Bank stocks drag Nikkei

Hefty losses for Japanese banking stocks helped condemn the Nikkei 225 Average to a fourth successive weekly decline for the first time in more than a year.

The benchmark indicator shed 0.5 per cent on Friday to close at a four-month low of 9,497.68 – it is down 2.8 per cent over the five-day period.

The broader Topix index fell 3.2 per cent to 838.71.

At the heart of the banking sector’s woes lay worries about fundraising to meet stricter capital requirements.

Mitsubishi UFJ, Japan’s biggest bank, announced that it would tap the market for up to $11bn, a record, prompting fears that others might follow suit.
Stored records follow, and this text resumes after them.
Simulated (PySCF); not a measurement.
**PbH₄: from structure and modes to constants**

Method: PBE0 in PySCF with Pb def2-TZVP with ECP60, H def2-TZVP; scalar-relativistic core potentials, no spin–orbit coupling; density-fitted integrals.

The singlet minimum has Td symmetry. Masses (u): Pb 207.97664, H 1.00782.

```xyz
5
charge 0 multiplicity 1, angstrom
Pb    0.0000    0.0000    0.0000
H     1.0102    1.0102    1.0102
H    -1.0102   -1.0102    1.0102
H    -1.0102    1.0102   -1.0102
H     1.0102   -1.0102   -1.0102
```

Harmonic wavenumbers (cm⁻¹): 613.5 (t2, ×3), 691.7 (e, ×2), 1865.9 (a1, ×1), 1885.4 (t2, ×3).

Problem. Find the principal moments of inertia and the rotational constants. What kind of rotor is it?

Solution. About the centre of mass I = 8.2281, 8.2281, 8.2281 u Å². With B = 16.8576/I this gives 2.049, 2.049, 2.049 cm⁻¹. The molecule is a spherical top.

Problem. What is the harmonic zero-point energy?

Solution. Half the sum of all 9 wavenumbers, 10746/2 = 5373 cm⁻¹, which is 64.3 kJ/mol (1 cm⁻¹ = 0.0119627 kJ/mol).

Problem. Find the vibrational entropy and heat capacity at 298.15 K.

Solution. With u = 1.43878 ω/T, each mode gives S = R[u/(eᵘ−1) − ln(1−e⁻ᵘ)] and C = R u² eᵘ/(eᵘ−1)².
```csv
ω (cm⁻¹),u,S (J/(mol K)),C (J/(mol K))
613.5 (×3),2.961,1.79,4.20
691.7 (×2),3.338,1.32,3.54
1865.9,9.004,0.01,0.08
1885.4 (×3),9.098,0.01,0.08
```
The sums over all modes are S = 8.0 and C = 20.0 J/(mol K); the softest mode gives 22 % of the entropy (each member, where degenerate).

The sector sub-index fell 6 per cent over the week with MUFG down 7.3 per cent to Y471, Mizuho Financial11.7 per cent weaker at Y158 and Sumitomo Mitsui Financial off 13.1 per cent to Y2,815.

Sony came under pressure as its new growth strategy, unveiled on Thursday, failed to reassure investors. The stock fell 2.4 per cent on Friday to Y2,410, leaving it 5.5 per cent down over the week.

Japan Airlines also had a difficult week as the stock slid to its lowest level since relisting in 2002. The latest problem for the struggling carrier stemmed from reports that it would have to pay about Y100bn to settle derivatives transactions. JAL denied the report.

Earlier in the week, Seiji Maehara, Japan’s transport minister, unsettled the market by warning that bankruptcy remained a possibility for the airline.

JAL shares fell 10.4 per cent over the week to Y95.

Other stock markets across the region put in mixed performances.

Shanghai reached a three-month high before easing back on Friday. The Composite index finished at 3,308.35, up 3.8 per cent over the week – its third successive weekly advance.

Energy stocks were buoyed as heavy snowfalls hit China. Changchun Gas soared 38 per cent to Rmb10.59, including a 10 per cent surge on Friday.

Yunnan Wenshan Electric Power gained 8.7 per cent over the week to Rmb9.40 after Beijing raised retail power prices for non-residential users.

Hong Kong’s buoyant run ran out of steam as the Hang Seng index hit heavy resistance at the 23,000 level. The benchmark indicator slipped 0.4 per cent to 22,455.84, having gained 3.3 per cent in the previous week.

China Mobile, the world’s biggest telecommunications group by market value, bucked the softer tone as its shares rose 3.8 per cent over the week to HK$76.55 after it said its business had rebounded to pre-crisis levels.

Mumbai enjoyed a third week of gains in spite of fears that India might tax foreign capital inflows.

The BSE Sensex rose 1 per cent over the week to 17,021.85, leaving it with a gain of more than 76 per cent so far this year.